The Paris Wife by Paula McLain

Publisher and Publication Date: Ballantine Books. 2011.
Genre: Historical fiction.
Pages: 314.
Format: Hardcover.
Source: Library.
Audience: Historical fiction readers of women and literature. The book may especially be of interest to Hemingway fans.
Rating: Good to very good.

Goodreads author page for Paula McLain.

Paula McLain has written another book about the wives of Ernest Hemingway. The Paris Wife is book one about the first wife.
Love and Ruin is the third book about the third wife.

Link for The Paris Wife @ Amazon.

Ernest and Hadley Hemingway. They married in 1921 and divorced in 1927. Their son was John Hadley Nicanor Hemingway. His nickname was Bumby. He was born in 1923. He died in 2000.

Ernest and Pauline Hemingway. They married in 1927 after his divorce from Hadley. Hadley and Pauline had been friends. Ernest and Pauline had 2 sons: Patrick and Gregory (Gloria). Ernest and Pauline divorced in 1940.

Summary:

The Paris Wife is from the voice of Hadley. In the first pages, Hadley is grieving the death of her mother who she had a strained relationship. She takes a trip to Chicago and at a party she meets Ernest. It’s only been a couple of years since Armistice Day. Ernest is a young, ambitious, vibrant, charismatic, charming, persuasive Romeo. He is a strong pursuer.

Hadley is older than Ernest by 7 years and 8 months.

Hadley has not had the social life of dating and relationships that Ernest had. She has lived at home. She’s had three deaths to grieve in her lifetime. Each taking a little bit more away from her psyche.
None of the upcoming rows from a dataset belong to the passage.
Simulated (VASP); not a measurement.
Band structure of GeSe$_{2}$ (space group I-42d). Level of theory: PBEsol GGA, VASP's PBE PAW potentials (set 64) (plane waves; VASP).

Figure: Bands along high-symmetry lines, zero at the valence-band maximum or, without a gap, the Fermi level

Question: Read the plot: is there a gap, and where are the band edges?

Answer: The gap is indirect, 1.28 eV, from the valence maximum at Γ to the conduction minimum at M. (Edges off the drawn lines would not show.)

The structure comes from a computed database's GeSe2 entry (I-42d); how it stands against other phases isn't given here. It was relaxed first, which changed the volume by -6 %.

The story follows their relationship to the end and especially during their Paris years. In the final chapters of the book, it shares about Hadley’s later part of life. The book does not share the detailed life of their son Jack or Bumby (as he was called as a child).

My Thoughts:

The main point I do not like about the book is the structure or form. Hadley shares her story in her voice, but every once in a while, Ernest (in italics) shares his story. I dislike him having a voice at all considering Hadley points out more than once that his personality is so big, he fills the room with his presence. This is another way of saying he sucked all the air out of the room. So, I’d say that through Hadley sharing her story, Ernest has a big enough presence that I don’t need him to have any more voice than he already has. I want to clarify. I enjoy reading Hemingway stories. For Whom the Bell Tolls is a favorite. I want Hadley to have a complete book in her voice. It is her story.

Later in the book, Hadley shares that she feels she had the best of him-the early years before he was a famous writer.

Hadley is a wife who is very supportive of his work. She praises and encourages him. There is a point in the story where she finally has an emotional event. She has been supporting him. She has been giving her all to him. She lives for him. But she has had enough. She is emotionally frayed and starved. I’ve known several women, especially those from the previous generations who completely live for their husbands. Their feelings and thoughts and goals and desires are not really their own but their husbands. The wife has no hobby of her own. She has no work of her own. She has no other opinions but his. This is difficult for me to wrap my mind around. To lose oneself in another. And I dislike Ernest’s reaction to her emotional event. In essence, what she did was finally open her mouth and rise up and say no. No, she did not want him to go. And for this he was angry.

From the start, I immediately like Hadley. She is imperfect (as all people). Even though there is a vulnerability and sadness, I also see a strength that I don’t think she realized she had until later in life. I certainly have empathy for her.

I enjoyed reading about their life in Paris. Where they lived. The people they met. The places they visited, especially the travels to other countries.

I enjoyed reading about how his writing style evolved or transformed.

I enjoyed reading about the cultural changes starting in about 1921.

I’d certainly like to have read more about the Shakespeare and Company book store located on the Left Bank in Paris. It is mentioned but not in descriptive detail.

Hadley Richardson Hemingway Mowrer died in 1979.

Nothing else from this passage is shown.